Putin hosts Azeri, Armenian leaders in bid to defuse tensions

Published November 27, 2021
RUSSIAN President Vladimir Putin speaks to Armenian Prime Minister Nikol Pashinyan and Azerbaijani President Ilham Aliyev during the meeting in Sochi. — AFP
RUSSIAN President Vladimir Putin speaks to Armenian Prime Minister Nikol Pashinyan and Azerbaijani President Ilham Aliyev during the meeting in Sochi. — AFP

MOSCOW: Russian President Vladimir Putin on Friday hosted the leaders of regional rivals Armenia and Azerbaijan for talks marking the first anniversary of a Moscow-brokered peace deal that ended fighting in the separatist region of Nagorno-Karabakh.

In the southern city of Sochi, Putin held a bilateral meeting with Azerbaijan’s President Ilham Aliyev. Then the Russian president met with Aliyev and Armenia’s Prime Minister Nikol Pashinyan together, and after that he said he would have a separate bilateral meeting with Pashinyan.

Opening the meetings, Putin said a lot has been done over the past year, but not all the issues are yet resolved. He pointed to repeated clashes on the border between the two nations that resulted in multiple casualties.

The goal, a year into the truce, is to create conditions for the revival of the region, so that people can feel safe there and be able to carry out normal economic activities ... develop the economy, Putin stressed.

Armenia and Azerbaijan have been locked in a decades-old dispute over Nagorno-Karabakh, a region that lies within Azerbaijan but was under the control of ethnic Armenian forces backed by Armenia since a separatist war there ended in 1994.

The Azerbaijani military routed the Armenian forces in 44 days of fierce fighting in the fall of 2020, which ended with a Russia-brokered peace deal that saw Azerbaijan gain control of a significant part of Nagorno-Karabakh and reclaim all the regions controlled by Armenian forces outside the separatist region.

Russia has deployed nearly 2,000 peacekeepers for at least five years to monitor the peace deal.

The peace agreement was celebrated as a triumph in Azerbaijan but was seen as a betrayal by the opposition in Armenia. Pashinyan defe­n­­ded it as the only way to prevent the Armenian forces from losing control over the entire Nagorno-Kara­bakh region.

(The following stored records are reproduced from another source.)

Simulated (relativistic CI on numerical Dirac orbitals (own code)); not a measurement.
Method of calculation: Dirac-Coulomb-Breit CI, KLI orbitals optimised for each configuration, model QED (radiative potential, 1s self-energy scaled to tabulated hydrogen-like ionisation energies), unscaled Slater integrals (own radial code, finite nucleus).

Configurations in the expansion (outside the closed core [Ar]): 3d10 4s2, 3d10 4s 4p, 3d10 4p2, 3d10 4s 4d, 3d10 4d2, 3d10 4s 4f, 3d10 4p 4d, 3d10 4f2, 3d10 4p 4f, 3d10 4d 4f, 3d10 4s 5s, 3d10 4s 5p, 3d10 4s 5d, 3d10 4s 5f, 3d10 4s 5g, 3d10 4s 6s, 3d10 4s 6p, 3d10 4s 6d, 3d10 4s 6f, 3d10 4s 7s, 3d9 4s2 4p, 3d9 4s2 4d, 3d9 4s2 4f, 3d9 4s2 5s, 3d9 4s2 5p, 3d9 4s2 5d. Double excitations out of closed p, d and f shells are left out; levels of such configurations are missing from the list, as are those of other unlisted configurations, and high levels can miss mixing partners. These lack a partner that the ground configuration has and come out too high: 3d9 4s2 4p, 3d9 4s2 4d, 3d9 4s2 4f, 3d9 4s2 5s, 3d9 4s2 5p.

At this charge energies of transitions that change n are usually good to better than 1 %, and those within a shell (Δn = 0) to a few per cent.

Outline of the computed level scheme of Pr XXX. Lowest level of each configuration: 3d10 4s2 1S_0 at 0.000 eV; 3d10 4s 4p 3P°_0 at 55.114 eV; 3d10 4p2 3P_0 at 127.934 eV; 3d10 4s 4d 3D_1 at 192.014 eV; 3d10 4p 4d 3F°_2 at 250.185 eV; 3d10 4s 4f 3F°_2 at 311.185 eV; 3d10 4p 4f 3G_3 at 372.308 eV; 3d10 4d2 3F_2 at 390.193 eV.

The 2020 deal envisaged a transport corridor via Armenia that would link Azerbaijan with its exclave of Nakhchivan region a plan resented by the Armenian opposition, which also fears that Armenian interests could be compromised by the planned demarcation of the border.

Putin on Friday said Armenia, Azerbaijan and Russia achieved a lot in a year that passed since the peace deal was signed.